“Senior superlatives are rigged”

Yearbook takes heat for having an inequitable process for senior honors


James Canfield

Should yearbook return to the days of the paper ballot, try a different method of voting or get rid of superlatives completely?

By James Canfield, Photo Editor

After the voting for senior superlatives ended and the results were released, students came to Twitter to vent their frustrations about how the voting turned out.

Senior superlatives, or “bests and mosts,” have been a part of Tigard’s yearbook since 1955, when seniors voted on titles such as “Very Typical,” “Good Sport,” and “Very Good Figure and Physique.” Superlatives are meant to showcase seniors who stand out, whether it be their academic or athletic achievements or artistic skill.

Senior River Hilliard was one of the people who vented her frustrations on Twitter after results were released. “I just wanted to see more diversity, instead of the same old people that were the most popular […] throughout the four years that we’ve all been in high school together,” Hilliard said. Hilliard also said that she only knew about the voting after a teacher mentioned that it was going on.

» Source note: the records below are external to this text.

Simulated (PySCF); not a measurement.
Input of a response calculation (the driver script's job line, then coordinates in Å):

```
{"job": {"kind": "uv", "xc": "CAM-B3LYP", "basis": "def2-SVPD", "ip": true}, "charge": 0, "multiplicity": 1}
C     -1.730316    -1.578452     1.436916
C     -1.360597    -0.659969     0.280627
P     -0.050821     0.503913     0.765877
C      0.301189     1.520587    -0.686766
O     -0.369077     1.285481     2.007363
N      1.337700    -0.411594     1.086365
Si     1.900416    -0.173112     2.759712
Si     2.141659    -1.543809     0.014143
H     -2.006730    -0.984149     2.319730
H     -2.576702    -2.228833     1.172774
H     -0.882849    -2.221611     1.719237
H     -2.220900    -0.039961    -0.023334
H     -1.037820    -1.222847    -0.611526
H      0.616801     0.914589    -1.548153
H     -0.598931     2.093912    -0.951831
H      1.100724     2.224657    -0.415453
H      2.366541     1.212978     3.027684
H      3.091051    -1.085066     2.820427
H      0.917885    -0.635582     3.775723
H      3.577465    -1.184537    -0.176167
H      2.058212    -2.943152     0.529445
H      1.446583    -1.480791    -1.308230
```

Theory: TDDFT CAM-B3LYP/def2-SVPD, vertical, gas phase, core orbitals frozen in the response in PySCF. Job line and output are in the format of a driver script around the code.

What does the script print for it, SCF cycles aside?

For the first time in yearbook history, the voting was conducted using Google Forms instead of a paper ballot. The link to the poll was distributed over social media and through student emails, but only 120 ballots were submitted over the course of the voting period—just under 30 percent of the senior class.

For the last two years yearbook staff had conducted the voting using paper ballots that were collected in the hall by senior benches. But even this method of collection didn’t yield high percentages of participation.

Senior Abby Lam, editor-in- chief of the yearbook, helped to distribute the polls over social media. “Unfortunately [collecting paper ballots] is a lot harder on us to be counting them one by one, so that’s why we decided to do it on Google Forms this year,” Lam said.

However, not everyone checks their student emails, and some students don’t have social media at all. If the problem lies in underrepresentation, one solution could be to distribute the polls in more ways. Hilliard suggested putting up posters in the halls that advertise voting, and senior Corinne Fullerton, a yearbook editor, advocated for going back to the paper ballot method.

Lam also suggested setting up computers in the commons for students to use for voting during lunches. Distributing the polls across more of the senior class doesn’t guarantee different results, though. “I feel like it’d be relatively the same, because the people who won are people who are pretty out there in the school, you see them a lot and it’s the people that you think of first,” Lam said.

Not only did less than 30 percent of the senior class vote, but another factor that lead to a lack of representation were incorrectly submitted or joke responses, which had to be discounted. Some of those responses included “Mr. Harms,” “Carlisle,” and many instances of “idk.” This along with the apathy shown by students who just didn’t want to take the time to vote both contributes to the perception that “only leadership kids” won spots in the superlatives.

Another philosophical question that the yearbook staff must answer is whether or not superlatives even need to be a part of the yearbook in the future; in essence, it’s literally a popularity contest, and if students don’t feel represented they might not feel accepted by the Tigard community.

“I really do like superlatives because I think that they really showcase and highlight seniors that stand out to their class,” Lam said. “But with all this voting and it being more like a popularity contest […] I think that we should continue do senior highlights but not necessarily in the form of superlatives.”

Whether or not you like the results of the superlative voting, the yearbook staff works hard to present students with a book full of memories that they can look back at in the future when they want to reminisce on their high school days.